02 December 2015

王梵志 Wang Fanzhi: 無題四言絕句 4首 其3 (1- 山雲當幕) Untitled 4-Character Quatrain, 3 of 4 (1- The mountain clouds, by night, my curtain)

Four-character quatrains of the Tang dynasty are rare.  Following my October 2015 post of Wang Fanzhi's untitled 4-character quatrain #2 "Worldly matters, we worry, weary (1st line)", I am here posting another, being #3 of his 4 such quatrains "The mountain clouds, by night, my curtain (1st line)".

This poem reminds me of a poem I posted here in January 2014, a 5-character quatrain entitled "In Reply to Someone" 答人, by an anonymous Tang dynasty poet who chose to call himself (or be called) the Supreme Hermit 太上隱者 (Taishang Yinzhe), which poem is reproduced below for ease of reference:-
*By chance to have come beneath the pines,
*With a boulder for pillow, I sleep care free.
*Blind, in these mountains, to calendared days,
*Care not, as the cold wanes, what year it be!

What a beautiful little poem by the Hermit!  Equally beautiful are these two 4-character quatrains (this and #2 posted in October 2015) by Wang Fanzhi.  But the knowledge that there are only 4 such 4-character quatrains under Wang's name and that these quatrains are markedly superior, in quality, to the other poems under his name, makes one wonder if these were not the works of some other poet who chose to be anonymous (like the Supreme Hermit) and somehow mistakenly attributed to Wang. What ever, I think it best not to pursue the matter.  Just sit back and enjoy it.  

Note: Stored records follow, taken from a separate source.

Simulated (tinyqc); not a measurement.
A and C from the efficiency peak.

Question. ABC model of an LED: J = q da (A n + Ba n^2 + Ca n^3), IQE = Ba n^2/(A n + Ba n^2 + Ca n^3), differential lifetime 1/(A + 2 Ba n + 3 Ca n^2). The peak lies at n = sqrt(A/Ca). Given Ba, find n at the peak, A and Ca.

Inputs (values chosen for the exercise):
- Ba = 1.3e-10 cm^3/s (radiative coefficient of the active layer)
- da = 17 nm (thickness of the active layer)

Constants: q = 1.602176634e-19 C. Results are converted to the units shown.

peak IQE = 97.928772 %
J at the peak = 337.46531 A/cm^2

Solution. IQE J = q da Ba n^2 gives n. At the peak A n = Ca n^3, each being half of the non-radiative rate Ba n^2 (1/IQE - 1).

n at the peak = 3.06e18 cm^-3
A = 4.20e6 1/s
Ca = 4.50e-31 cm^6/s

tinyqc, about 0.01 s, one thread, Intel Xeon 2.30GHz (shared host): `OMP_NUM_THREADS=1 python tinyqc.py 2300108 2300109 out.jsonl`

Wang Fanzhi (592?-670?): Untitled Four-Character Quatrain, 3 of 4 (1- The mountain clouds, by night, my curtain)

1    (Mountain clouds, by night, a canopy,)
The mountain clouds, by night, my curtain,
(revised 5.12.15)
2       Hooked to the crescent moon, a-spread.
3       I lie, I sleep 'neath vines and climbers,
4       With a slab of stone to pillow my head.

Translated by Andrew W.F. Wong (Huang Hongfa)
18 April 2015 (revised 30.11.15)
Translated from the original – 王梵志: 無題四言絕句 4 其3 (1- 山雲當幕)

1    山雲當幕
2    夜月為鉤
3    臥藤蘿下
4    塊石枕頭

Notes:-

*Form, Metre and Rhyme:  The original is, in my view, #3 of four 4-character quatrains.  Some prefer to refer to it as stanza #3 of a poem of four quatrain stanzas.  This English rendition is in tetrameter (4 feet or beats) while the original is in 4-character lines.  The rhyme scheme is XAXA as in the original.  (Please note Wang’s quatrain #2 rhymes AAXA.)

*Lines 1 and 2:  In line 1, 山雲 is translated literally as "The mountain clouds", and although  “veil, screen, or curtain” should be understood as 天幕 "canopy",  it is also translated literally as "curtain" to avoid the tri-syllabic "canopy",   I had originally used "a" canopy (now curtain) which does not translate  當 "taken to be" at all.    I have now decided to revise it to read "my"  which conveys the meaning  of "I  take the clouds to be".  *The above from the beginning of this note re-written 5.12.15 to replace [[ In line 1, “veil, screen, or curtain” should, in this context, be understood as 天幕 and is translated as “canopy” and hence, although 山雲 can mean “mountains and clouds”, here it can only mean “Mountain clouds".]]  The idea of “night” has been moved from line 2 to line 1 as “by night” so as to allow me space in line 2 to add the word “crescent” to the word “moon” to make sense of the idea of “Hooked” in line 2.  To end line 2, I have also added the word “a-spread” (which, though not spelt out, is implied in the original in line 1 whether it is translated as “curtain” or “canopy”) to create a rhyme for “head” in line 4.

*Line 3:  臥 "lie" is translated as "I lie, I sleep" to indicate that he is lying down to sleep".  For 藤蘿 I had considered but rejected “wistarias or wisterias” (which is 紫藤) for being too specific and too beautiful a word and have, instead, decided for “vines and climbers”.

*Line 4:  For 塊石 I had originally penned “a piece of rock” but have now decided for “a slab of stone”.  Instead of taking 枕頭 or 頭枕 as a compound noun meaning “pillow (for the head)”, the word should be taken as a verb and it is most appropriate to translate 枕頭 as “to pillow my head”.

2 comments:

Andrew W.F. Wong 黃宏發 said...

I have re-considered the diction and the metrics of my line 1 and have decided to revise it as: "The mountain clouds, by night, my curtain". I have effected the amendment in the post.

Ray Heaton said...

I commented against the translation of quatrain #2 how the repetition of sounds added to the beauty of the poem, especially when read aloud (in Andrew’s translation that is): here again we have the same.

Line three is the most obvious example, I, lie, I, vi(nes), cli(mbers); but there are several others throughout the poem. Again as before, this for me makes the poem roll off the tongue wonderfully.

I have seen the poem in translation where lines three and four are moved to be lines one and two...I wonder if that was for poetic reasons or if the order of lines is contentious?